The only thing not being compatible is the generation of the Browser Exam Key (BEK). But that was never intended, the BEK wasn't designed to be server generated. The idea was that the BEK can only be generated inside of an (unmodified) SEB client and therefore should make it harder to perform an attack which you mentioned in your question number 4. For the same reason the plan also was to move generating the BEK into a module distributed only in binary and code obfuscated form. We had to put this aside as we had to focus on some other improvements, security and bug fixes. But we will start work on this early next year again, although there will be two new keys to later replace BEK and allow to be server generated without the disadvantage to be easily generated by an external tool or an easily available DLL. I will make the specifications for these keys public early next year, there is already a Mac branch implementing one of these key, the Config Key.

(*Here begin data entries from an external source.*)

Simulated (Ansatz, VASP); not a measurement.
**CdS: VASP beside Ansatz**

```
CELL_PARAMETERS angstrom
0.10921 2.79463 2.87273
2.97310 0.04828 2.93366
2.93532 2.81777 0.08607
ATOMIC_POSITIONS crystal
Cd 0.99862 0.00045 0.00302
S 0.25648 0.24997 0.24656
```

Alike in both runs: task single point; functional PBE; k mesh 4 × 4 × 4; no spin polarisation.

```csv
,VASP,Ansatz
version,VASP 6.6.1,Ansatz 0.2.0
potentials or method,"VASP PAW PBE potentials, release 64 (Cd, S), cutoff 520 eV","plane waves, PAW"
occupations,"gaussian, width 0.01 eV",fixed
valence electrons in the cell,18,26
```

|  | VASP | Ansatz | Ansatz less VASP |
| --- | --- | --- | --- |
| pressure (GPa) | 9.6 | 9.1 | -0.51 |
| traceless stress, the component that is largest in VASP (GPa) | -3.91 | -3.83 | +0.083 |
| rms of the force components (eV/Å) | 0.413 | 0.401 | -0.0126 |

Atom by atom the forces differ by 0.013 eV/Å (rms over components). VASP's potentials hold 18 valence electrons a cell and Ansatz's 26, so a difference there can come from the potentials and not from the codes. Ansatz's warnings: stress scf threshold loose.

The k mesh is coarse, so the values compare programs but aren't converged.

In the refactored SEB version we are using the Chromium browser engine (CEF3/CefSharp). IE/Edge browsing components are not very well compatible and embedding Chromium is mostly used nowadays for embedded browsers on Windows.
For being able to develop, maintain and support an Android version, we would need two additional principal members in the SEB Consortium or accordingly more gold members or donors. Android is a messy operating system to support for security-relevant software and would need constant efforts to keep up to date. I know for BYOD Android support would be good to have, but in all other cases supporting just iOS as a mobile/tablet OS is enough (most other assessment solution providers also don't have Android versions). No reasonable institution will be so stupid to save a few bucks on some cheap Android tablets which probably will never get an OS update, have poor build quality and are poorly manageable by MDM. iPads get OS/security updates for 5-6 years at least and are used by all institutions which get the total cost of ownership math right...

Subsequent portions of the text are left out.